Families sue Dollar General after 3 killed in racist shooting at Florida store

Months after three people were killed in a racially motivated shooting inside a Jacksonville Dollar General, the families of the victims have filed a lawsuit against the store, saying it acts as a ”criminal’s safe haven” in the community.

The lawsuit, filed Dec. 4 in Florida state court, said Dollar General failed to provide a safe place for its employees and customers from “reasonably foreseeable criminal acts” when a man walked into the store in August and fatally shot three people inside.

McClatchy News reached out to Dollar General and did not receive an immediate response.

On Aug. 26, Ryan Palmeter, 21, walked into a Dollar General in a predominantly Black neighborhood of Jacksonville wearing a tactical vest, holding an AR-style rifle and handgun adorned with swastikas and opened fire on the people inside, officials told Forbes.

The man killed three Black people – Angela Carr, Jerrald Gallion and Anolt Laguerre, according to a news release from Ben Crump, co-counsel for the victims’ families.

“This totally preventable accident took the lives of Jerrald Gallion, 29 years old, who was simply shopping in the aisles of that Dollar General that day; Angela Carr, 52 years old, who was an Uber driver dropping off her fare in the parking lot who was shot just for being Black; and Anolt Laguerre, the 19-year-old clerk who was sitting behind the desk just doing his job,” co-counsel Michael A. Haggard said in a Dec. 5 news conference streamed by ABC News.

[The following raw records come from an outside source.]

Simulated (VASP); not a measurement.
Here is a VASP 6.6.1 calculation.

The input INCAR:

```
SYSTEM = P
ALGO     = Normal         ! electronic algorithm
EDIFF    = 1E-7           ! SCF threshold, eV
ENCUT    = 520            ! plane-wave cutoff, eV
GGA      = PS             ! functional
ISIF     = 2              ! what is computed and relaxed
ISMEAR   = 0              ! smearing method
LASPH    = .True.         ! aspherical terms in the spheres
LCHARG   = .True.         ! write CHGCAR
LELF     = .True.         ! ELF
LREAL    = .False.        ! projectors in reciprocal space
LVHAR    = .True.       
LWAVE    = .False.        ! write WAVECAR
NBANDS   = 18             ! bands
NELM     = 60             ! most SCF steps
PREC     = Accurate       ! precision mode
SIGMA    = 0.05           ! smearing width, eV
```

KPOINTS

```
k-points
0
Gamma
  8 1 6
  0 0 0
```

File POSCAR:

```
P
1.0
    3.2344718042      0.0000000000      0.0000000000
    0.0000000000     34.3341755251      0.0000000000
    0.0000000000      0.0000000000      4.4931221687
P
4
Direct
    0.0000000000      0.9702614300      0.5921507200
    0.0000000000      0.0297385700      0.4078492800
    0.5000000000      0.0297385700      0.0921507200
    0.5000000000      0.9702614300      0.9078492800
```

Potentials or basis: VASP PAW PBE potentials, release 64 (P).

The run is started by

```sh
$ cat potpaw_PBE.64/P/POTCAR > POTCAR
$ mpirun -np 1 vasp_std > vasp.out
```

The suspected gunman died of a self-inflicted gunshot wound following the shooting, the Jacksonville Sheriff’s Office said in an August news conference.

In the days following the shooting, investigators found multiple manifestos and messages on his computer that led them to believe the shooting was racially motivated, the sheriff’s office said.

The victims’ families said the suspected gunman had “embarked on a mission motivated by hate,” according to the lawsuit.

Sheriff T.K. Waters also said he had been the subject of a Baker Act, a Florida law that allows families and loved ones to involuntarily commit a family member who is impaired by mental illness and unable to seek their own treatment.

The lawsuit filed by the victims’ families lists Dollar General subsidiaries DolGenCorp and DG Strategic II, LLC. It also names Interface Security Systems as the security contractor for the store, the property owner for the store location and the suspected gunman’s parents, Maryann Palmeter and Stephen Wayne Palmeter.

The man went to two other locations before the Dollar General on Aug. 26, the lawsuit says. He first went into a Family Dollar store but was stopped by a uniformed security guard, then “shifted his plan” to Edward Waters University, a historically Black college in Jacksonville, where he was again stopped by security, according to the suit.

“A criminal’s safe haven, this Dollar General was devoid of meaningful security measures. While Palmeter was deterred from harming the public at his two preceding stops, at this Dollar General, there was nothing in place to again deter Palmeter from attacking and killing innocent persons,” the families said in the lawsuit.

The lawsuit also says Ryan Palmeter’s family knew he had previously struggled with his mental health and knew about his “obsession regarding firearms and violence” but did not do enough to stop the “ticking time bomb.”

The families are seeking damages in excess of $50,000 on behalf of the victims, the lawsuit says.

“These families have lost everything,” Haggard said in the news conference. “They are here so that this never happens again.”